Crossing the international chasm
The issues software companies are facing when planning the international roll out are very similar to the issues described by Geoffrey A. Moore in his 1991 best seller, “Crossing the Chasm”. If you haven’t yet read the book: Rush to your online bookstore and order it – NOW!! Although it was published for the first time in 1991 it is still worth while reading. The latest revision published in 2002 covers some of the changes in the market place since the beginning of the 90’ies. Moore is addressing the issues associated with getting new (and disruptive) technology to the market. The question he attempts to answer is why some technology companies break through and become embraced by the market, while others – with seemingly equal attractive technologies – fail. The model and structures he developed in “Crossing the Chasm” can also be used to explain (and navigate around) some of the reasons why many software companies fail to grow from a local presence to become true global players.
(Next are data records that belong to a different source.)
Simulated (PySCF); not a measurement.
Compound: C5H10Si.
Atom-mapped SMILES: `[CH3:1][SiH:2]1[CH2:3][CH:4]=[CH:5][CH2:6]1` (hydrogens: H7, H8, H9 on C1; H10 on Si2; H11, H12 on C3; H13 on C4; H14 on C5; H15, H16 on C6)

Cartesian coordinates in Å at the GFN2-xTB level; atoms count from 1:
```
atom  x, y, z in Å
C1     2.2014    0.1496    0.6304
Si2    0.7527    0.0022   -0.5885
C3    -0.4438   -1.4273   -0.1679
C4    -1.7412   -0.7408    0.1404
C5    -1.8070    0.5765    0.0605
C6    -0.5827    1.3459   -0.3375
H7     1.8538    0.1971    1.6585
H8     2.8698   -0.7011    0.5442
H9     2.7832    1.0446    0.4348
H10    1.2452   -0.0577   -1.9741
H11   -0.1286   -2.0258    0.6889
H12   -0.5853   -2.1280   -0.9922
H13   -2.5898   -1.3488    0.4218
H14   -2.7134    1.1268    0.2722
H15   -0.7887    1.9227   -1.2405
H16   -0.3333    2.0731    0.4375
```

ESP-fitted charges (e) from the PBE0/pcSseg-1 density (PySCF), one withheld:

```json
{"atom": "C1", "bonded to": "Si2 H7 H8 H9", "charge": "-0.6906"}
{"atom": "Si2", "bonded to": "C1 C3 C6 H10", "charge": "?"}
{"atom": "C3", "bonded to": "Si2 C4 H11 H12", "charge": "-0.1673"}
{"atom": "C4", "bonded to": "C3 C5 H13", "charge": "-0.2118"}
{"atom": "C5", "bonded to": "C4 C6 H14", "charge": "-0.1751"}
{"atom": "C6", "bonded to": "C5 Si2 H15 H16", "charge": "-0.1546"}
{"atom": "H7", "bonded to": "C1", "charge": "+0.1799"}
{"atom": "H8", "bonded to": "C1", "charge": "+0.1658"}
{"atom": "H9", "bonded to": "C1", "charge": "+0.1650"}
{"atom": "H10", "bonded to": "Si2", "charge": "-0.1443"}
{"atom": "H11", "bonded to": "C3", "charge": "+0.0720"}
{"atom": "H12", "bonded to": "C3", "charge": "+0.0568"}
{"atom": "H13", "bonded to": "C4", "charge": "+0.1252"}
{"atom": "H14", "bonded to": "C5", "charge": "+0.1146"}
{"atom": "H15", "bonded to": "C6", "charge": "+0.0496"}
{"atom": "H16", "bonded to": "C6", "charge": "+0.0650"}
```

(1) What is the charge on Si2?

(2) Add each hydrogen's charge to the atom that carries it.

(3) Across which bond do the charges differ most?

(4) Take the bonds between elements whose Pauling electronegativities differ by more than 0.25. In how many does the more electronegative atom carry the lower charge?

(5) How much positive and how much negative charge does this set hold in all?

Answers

The Technology Adoption Life Cycle
Moore defines what he calls the Technology Adoption Life Cycle. He divides the market into 5 segments:
- Technology Enthusiast or Innovators
- Visionaries or Early adaptors
- Pragmatists or Early Majority
- Conservatives or Late Majority
- Skeptics or Laggard
Technology Enthusiast or Innovators (early innovators) are gadget freaks. They will try out any new technology within their field just for the fun of it.
Visionaries or Early adaptors are business people who are constantly on the outlook for new technologies which can help get their companies a competitive advantage.
Pragmatists or Early Majority are customers looking for new yet proven technology, with established support structures and an emerging market leader.
Conservatives or Late Majority are customers looking for commodity technologies that have been around for a while, where the price/performance ratio is low and a purchase decision represent no risk whatsoever.
Skeptics or Laggards are customers who will only purchase technology when their current solutions get obsolete and they have no other choice.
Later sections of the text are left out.